Numismatics differs from historical and economic studies of money. Numismatists study the physical attributes of the payment media rather than the use and function in an economy. The term numismatics is often used interchangeably with the coin collection, though it connotes more intensive study than just simply collecting coins. It could be said that all numismatists are coin collectors, but not all coin collectors are numismatists. It is widely believed that numismatics began during the early European Renaissance, as part of an effort to re-discover all things classical.

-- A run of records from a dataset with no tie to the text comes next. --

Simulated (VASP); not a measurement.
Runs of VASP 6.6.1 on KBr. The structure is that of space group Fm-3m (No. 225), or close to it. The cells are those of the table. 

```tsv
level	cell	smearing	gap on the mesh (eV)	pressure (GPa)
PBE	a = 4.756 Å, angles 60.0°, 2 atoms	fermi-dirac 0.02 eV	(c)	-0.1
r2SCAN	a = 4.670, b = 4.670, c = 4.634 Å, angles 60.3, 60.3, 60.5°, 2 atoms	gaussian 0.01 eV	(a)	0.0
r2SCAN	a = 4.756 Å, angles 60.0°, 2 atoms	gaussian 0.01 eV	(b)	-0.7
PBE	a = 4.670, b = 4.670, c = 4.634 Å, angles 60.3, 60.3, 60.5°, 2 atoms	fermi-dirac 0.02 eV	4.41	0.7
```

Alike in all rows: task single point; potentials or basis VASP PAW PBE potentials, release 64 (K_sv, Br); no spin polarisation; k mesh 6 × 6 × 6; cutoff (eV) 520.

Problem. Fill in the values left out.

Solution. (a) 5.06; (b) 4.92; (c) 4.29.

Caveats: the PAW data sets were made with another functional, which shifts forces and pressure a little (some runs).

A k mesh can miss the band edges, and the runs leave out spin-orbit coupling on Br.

The first English usage of the word “numismatics” was in 1829, stemming from the word adjective numismatic, which translates to "of coins”, and stemmed from the French word numismatiques, which itself derived from the Latin word numismatis.
Numismatists study the physical technology and historical context of coinage and money. Coins or other tokens that are rare or unique or that have some special history that can be documented are considered most interesting for study and valuable as collectibles. Specimens that show errors from their production process of striking the coins or printing the notes are especially notable.
Because of their properties and value as collectibles, rare units of currency can trade at well above their face value or the commodity value of their physical substance. For example, some 20th century U.S. silver quarters, with a face value of 25 cents and a silver melt value of a few dollars, can trade for tens of thousands of dollars apiece.
Rather than spend these as money at their face value, collectors withdraw them from circulation to use as collectibles or investments. This is similar to the operation of what economists call “Gresham’s Law”, which states that under legal tender laws, bad (less valuable) money drives good (more valuable) money out of circulation in the market. In the case of rare and collectible coins or other monetary tokens, Gresham’s Law operates to an even greater extreme; the coins are not only withdrawn for circulation but actually cease to be money in an economic sense.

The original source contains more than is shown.